Daily Management Review

Hewlett-Packard knew of facts before acquiring Autonomy


09/26/2015


KPMG’s report shows Hewlett-Packard was aware of facts before acquiring Autonomy.



As per Mike Lynch, founder of Autonomy, Hewlett-Packard Co was aware of the on-going practices at Autonomy, including its growth rates and its hardware sales, which were boosted by different accounting rules before it entered into an agreement to acquire the firm in a deal, which is now seen as ill-fated, worth $11 billion.

Hewlett-Packard is suing Lynch and Autonomy’s former director of finance Sushovan Hussain, in London for damages of about $5.1 billion for their management of Autonomy. As per Hewlett-Packard, they had engaged in fraudulent activities which were designed to boost the value of their company.

As per Lynch, the contentious issues, such as the sale of its hardware division and the recording of its revenues with resellers, were raised in a due diligence report by the audit and consultancy firm, KPMG.
As per KPMG’s report, which was made public after U.S. shareholder pursued legal action against HP for boosting its revenues, the difference in accounting standards could impact historical growth rates for the company.

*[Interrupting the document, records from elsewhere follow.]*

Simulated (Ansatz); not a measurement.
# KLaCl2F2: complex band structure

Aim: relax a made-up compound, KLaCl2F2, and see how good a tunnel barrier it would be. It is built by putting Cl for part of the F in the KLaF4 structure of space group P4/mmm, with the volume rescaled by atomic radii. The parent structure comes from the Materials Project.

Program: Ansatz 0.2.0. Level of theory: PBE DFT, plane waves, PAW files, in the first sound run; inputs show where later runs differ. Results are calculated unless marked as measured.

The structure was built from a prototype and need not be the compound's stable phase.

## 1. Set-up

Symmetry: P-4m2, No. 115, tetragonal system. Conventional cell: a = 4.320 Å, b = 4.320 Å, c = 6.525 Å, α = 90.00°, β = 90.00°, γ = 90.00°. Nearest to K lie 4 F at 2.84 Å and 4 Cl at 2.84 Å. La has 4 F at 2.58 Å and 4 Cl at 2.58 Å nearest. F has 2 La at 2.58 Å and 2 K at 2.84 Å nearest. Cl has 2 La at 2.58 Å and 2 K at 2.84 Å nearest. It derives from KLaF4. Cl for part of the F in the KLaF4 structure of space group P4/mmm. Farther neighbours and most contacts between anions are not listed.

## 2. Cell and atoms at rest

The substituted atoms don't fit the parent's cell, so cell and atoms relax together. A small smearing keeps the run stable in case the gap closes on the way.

"The KPMG report directly contradicts the statements HP made about Autonomy on which its whole case is based," said Lynch. "HP said it did not know things that it plainly did."

Hewlett-Packard however did not back down and instead has alleged that for more than two years prior to its acquisition of Autonomy, Hussain and Lynch had conducted "a systematic and sustained scheme to make Autonomy look like a rapidly growing, pure software company whose performance was consistently in line with market expectations.”

"It was a lie," said a spokeswoman from Hewlett-Packard.

She went on to add, "HP had no knowledge of Lynch and Hussain's contrived sales to value added resellers and other improper transactions and accounting practices, all of which artificially inflated Autonomy's reported revenues, misrepresented its rate of organic growth and overstated its gross and net profits."

As per documents, which were made public in this court case, Hewlett-Packard’s chairman, Ray Lane was also worried about going ahead with the acquisition, till the very last minute.

Before the acquisition was made public, he had on several occasions, emailed Hewlett-Packard's independent directors requesting a last-minute meeting, saying he had "received new news this morning that I'm still trying to digest," according to the documents.

As per a report by Proskauer Rose LLP, a legal firm, the minutes for this meeting is unavailable.

Days after the deal was announced, Lane, in an email to Chief Executive Leo Apotheker, had said that he was "still haunted by Autonomy itself." In fact, he had asked Apotheker, as well as the company's legal advisers if there was any way Hewlett-Packard could get out of the deal.

Apotheker, who was replaced by Meg Whitman weeks later, responded in an email that he was 99% sure that the Autonomy deal was irreversible.